Only 23 1/2 minutes ago the contents were part of 1,200 pounds of fresh,
whole fruit that had been
picked six hours earlier in Patterson, southwest of Modesto.

For San Jose, this can is now part of the past. After 82 years, the Del
Monte cannery will shut its doors,
the last of the large canneries that once defined life in the Santa Clara
Valley the way high-tech defines
Silicon Valley today.

''This is the last of the old-fashioned canneries, the last connection to
the past when they were still
processing things that grew on Santa Clara County trees,'' said Joe Fahey,
president of Teamsters Local
912, which represents Del Monte workers.

By Christmas, the cannery will be silent, its final harvest a part of history.

What will remain, however, is a legacy of work and the people who performed it.

For much of the 20th century, canneries were king here. Mothers, fathers,
sisters, brothers, aunts and
uncles toiled there. Detroit had auto plants, Pittsburgh had steel mills,
Chicago had stockyards and San
Jose had canneries. And Del Monte had the best-known brand and the longest
life.

''That plant made a lot of doctors, lawyers and professional people, kids
who worked in summers there
while they went to Santa Clara, Stanford and especially San Jose State,''
said Martin Wormuth, who has
worked there for 36 years.

Before there were silicon chips there was fruit, and since 1917, the year
Woodrow Wilson declared war
on the German kaiser, San Francisco-based Del Monte has operated a cannery
at 801 Auzerais Ave.

Over the years as many as 2,000 people worked around the clock, canning
everything from spinach to
carrots to refried beans to a new product line, installed only last year,
called Orchard Select. It packs
perfect fruit, like apricots, in clear glass jars like grandma used to put up.

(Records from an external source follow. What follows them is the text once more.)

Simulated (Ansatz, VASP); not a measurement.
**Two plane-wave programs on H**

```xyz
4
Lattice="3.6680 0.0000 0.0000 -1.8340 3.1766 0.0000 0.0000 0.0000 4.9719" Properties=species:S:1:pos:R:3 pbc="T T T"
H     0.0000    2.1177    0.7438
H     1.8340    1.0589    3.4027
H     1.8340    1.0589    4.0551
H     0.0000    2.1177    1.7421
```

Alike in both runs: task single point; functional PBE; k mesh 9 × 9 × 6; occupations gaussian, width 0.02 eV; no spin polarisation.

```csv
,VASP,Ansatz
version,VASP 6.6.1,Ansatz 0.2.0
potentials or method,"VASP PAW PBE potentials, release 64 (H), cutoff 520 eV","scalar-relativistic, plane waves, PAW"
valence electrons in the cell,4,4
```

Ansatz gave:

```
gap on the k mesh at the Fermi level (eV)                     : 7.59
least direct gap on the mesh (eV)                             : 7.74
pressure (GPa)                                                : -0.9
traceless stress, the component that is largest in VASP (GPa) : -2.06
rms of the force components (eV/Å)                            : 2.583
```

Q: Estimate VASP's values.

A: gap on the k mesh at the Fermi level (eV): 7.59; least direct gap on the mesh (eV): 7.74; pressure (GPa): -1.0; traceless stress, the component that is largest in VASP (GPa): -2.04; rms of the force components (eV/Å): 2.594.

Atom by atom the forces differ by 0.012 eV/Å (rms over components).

The final harvest of apricots ended last week. Already workers are
dismantling the machinery the
company used for 'cots.

After the plant's main seasonal product, fruit cocktail, is packed, the
whole operation will be shut down
slowly, having packed and shipped over eight decades a grand total of 40
billion cans and jars.

Speculators are hovering over the 20-acre spot just west of downtown. The
midtown land is considered
ripe for housing, for another high-tech campus or, some say, a baseball
stadium.

Yet unlike many plant closure stories, Del Monte is not leaving town
because it got a sweetheart deal
somewhere else. The operations will be moved to a retrofitted plant only
one valley away, to Modesto.
Many of the 1,454 full-time and seasonal employees, who earn from $9.87 an
hour for entry-level sorters
to $18.91 for skilled maintenance workers, will move, too.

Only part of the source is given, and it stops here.